Bloggers have faced a large share of the crackdown. On 8 December, the Immigration Authority arrested Guevara Nemer, Syrian photographer and film producer, while on her way to UAE to attend the Dubai Film Festival with a group of Syrian artists and media professionals. Her arrest order was issued by the political security department. On 4 December, the immigration police arrested Razan Ghazawy at the Syrian Jordanian boarder while she was on her way to attend the Forum of Media Freedom in the Arab World. She was released on bail of 15.000 Syrian pounds (US$300) after the investigation judge charged her with "broadcasting false information that could undermine national morale", "circulating false news that could weaken national sentiment and ignite sectarian strife" and "establishing an organization that aims to change the social and economic entity of the state". On 17 November, Hussain Jarir, a blogger and activist, was referred from the state security department to the civil judiciary. He was arrested on 27 October, after writing on his blog "No more silence, we don't want to be jailed in our nation for a word we say, we want a nation that loves and embrace words".

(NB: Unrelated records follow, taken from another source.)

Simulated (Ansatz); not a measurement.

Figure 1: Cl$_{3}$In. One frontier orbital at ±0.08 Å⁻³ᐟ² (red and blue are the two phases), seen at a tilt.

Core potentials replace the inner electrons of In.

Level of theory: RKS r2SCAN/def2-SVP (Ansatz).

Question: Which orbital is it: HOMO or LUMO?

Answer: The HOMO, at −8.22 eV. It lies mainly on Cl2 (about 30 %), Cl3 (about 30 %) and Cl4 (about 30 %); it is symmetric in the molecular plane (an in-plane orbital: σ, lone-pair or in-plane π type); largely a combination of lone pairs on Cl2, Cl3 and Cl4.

"The continuous killing, arresting and kidnapping of journalists, bloggers and opinion makers may be seen as part of a systematic campaign through which the illegitimate regime is trying to silence voices and preventing them from backing and aiding Syrian people in their battle to remove the regime," ANHRI said.
ANHRI added, "Freedom of expression in Syria has come to be in a very serious situation that necessitates immediate action, in support of the Syrian people who are fighting for democracy and freedom and are being subject to killings, arrests, terrorizing and kidnapping."